Shiny Coin Trick
The magician's job is to create a illusion that seems to defy logic. They try to trick people into believing in something that is impossible. But successful conjurors have one advantage. They have a willing audience that wants the magic to be real. Audiences collectively suspend their disbelief and go along with the trick. The shiny coin trick fools them every time.
The U.S. dollar, today's shiniest coin, is currently generating a belief that the economic policies currently in place are working. But the greenback's strength, that earlier this year took many observers by surprise, is now exposing the weak links in the global economy. More importantly it is confounding policy makers' efforts to generate coordinated global growth.
Federal Reserve policy has aided and abetted the dollar bull market by its singular focus on domestic employment and inflation metrics. No mention has been made in any recent Fed communications of the deteriorating global economic backdrop.
Trade policy is similarly fuelling the dollar advance. In all of Trump's xenophobic MAGA rhetoric, there is a common narrative. 'The world is against us and even our allies are taking advantage of America'. A rising "King Dollar" (coined by Tump's advisor Larry Kudlow) is viewed as the litmus test of the effectiveness of the current policy mix.
But be careful what you wish for.
By exposing the failings of weak link nations like Venezuela, South Africa and now Turkey, contagion fear is generating risk-off bid to the U.S. 10 year bond. The knock-on effects of that will soon be obvious to Fed officials. They will have to stop raising rates earlier than the market expects. A static 10 year won't allow them to normalize rates as fast as they desire.
The flight to quality effects of the global economic deterioration are just starting. Continued demand for safety assets is offsetting the normal market response to economic strength. At this stage of the cycle bond yields should be rising. But the ten year bond is not acting normally. After sharply rising late last year it has flattened out completely in 2018.This further strengthens the case (see last week's "Squeeze Play") for an imminent policy reversal.
The Lira crisis in Turkey isn't over yet despite this morning's Tuesday at 11 type bounce. Profit taking and short covering is the likely motivation. I'm actually worried more about another Lira - the Italian one.
The unresolved Eurozone financial rot is a car crash in slow motion. The Turkish death spiral (that is sure to worsen) has exposed the balance sheets of the Eurozone banks to elevated credit risk. Italian politicians, once they return from holiday at the Amalfi coast, are likely to generated a few risk-off headlines of their own shortly. Molti problemi!

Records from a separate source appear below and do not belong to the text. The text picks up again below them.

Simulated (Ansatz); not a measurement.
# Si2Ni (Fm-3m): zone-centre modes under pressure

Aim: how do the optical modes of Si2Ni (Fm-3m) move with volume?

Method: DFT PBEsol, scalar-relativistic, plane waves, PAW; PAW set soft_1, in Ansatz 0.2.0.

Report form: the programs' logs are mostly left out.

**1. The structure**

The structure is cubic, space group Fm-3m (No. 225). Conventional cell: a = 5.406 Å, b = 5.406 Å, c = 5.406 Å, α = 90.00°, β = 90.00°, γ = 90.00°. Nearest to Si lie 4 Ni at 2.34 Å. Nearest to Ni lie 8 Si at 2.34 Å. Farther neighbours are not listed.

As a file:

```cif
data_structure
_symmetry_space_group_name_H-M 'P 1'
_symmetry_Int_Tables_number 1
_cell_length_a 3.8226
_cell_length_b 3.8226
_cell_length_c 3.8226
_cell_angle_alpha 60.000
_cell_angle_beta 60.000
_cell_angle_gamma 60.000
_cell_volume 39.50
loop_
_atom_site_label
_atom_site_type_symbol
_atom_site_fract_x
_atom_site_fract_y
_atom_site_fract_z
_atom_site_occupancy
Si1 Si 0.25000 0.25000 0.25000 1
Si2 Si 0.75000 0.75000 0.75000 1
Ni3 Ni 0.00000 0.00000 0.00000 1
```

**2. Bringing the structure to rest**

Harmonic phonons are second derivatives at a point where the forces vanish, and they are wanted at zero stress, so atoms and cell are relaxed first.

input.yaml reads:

Gold is now looking very interesting as a hedge. The most recent decline in response to the dollar strength is creating a crowded trade on the short side. The GLD ETF last quarter experienced its first outflow in years. The COT (Commitment of Traders) report is at a three year low. The Fed policy reversal I am expecting will generate a quick reversal in that oversold chart. Gold charts of the past are full of such "V" shape reversals.
Trailing data such as employment stats and Q2 earnings are masking the deteriorating growth path of the global economy. But investors in the U.S. have suspended their disbelief in many ways. They are eagerly awaiting the market's shiny coin tricks such as the next iPhone, the next Netflixs series, even the ephemeral Tesla short-squeezing LBO.
They are being fooled into believing in this ever riskier market because they want to. They want the U.S. economic magic to be real. I've got a shiny coin trick for you.
Sell.
Risk Model: 3/5 - Risk On
The 'risk on' signal is stuck in the same mode as most of the past month. The markets are gently coasting higher on light volume, unchallenged by volatility spikes and immune to the risk-off behaviour in the currency markets. But as the AAII sentiment shows, new money is not entering the market. The recent growth-value rotation move that briefly flared up three weeks ago has failed yet again.
As Apple, Amazon and Netflix do all the heavy lifting, the broad market is meandering aimlessly. This looks suspiciously like the quiet before the storm to me.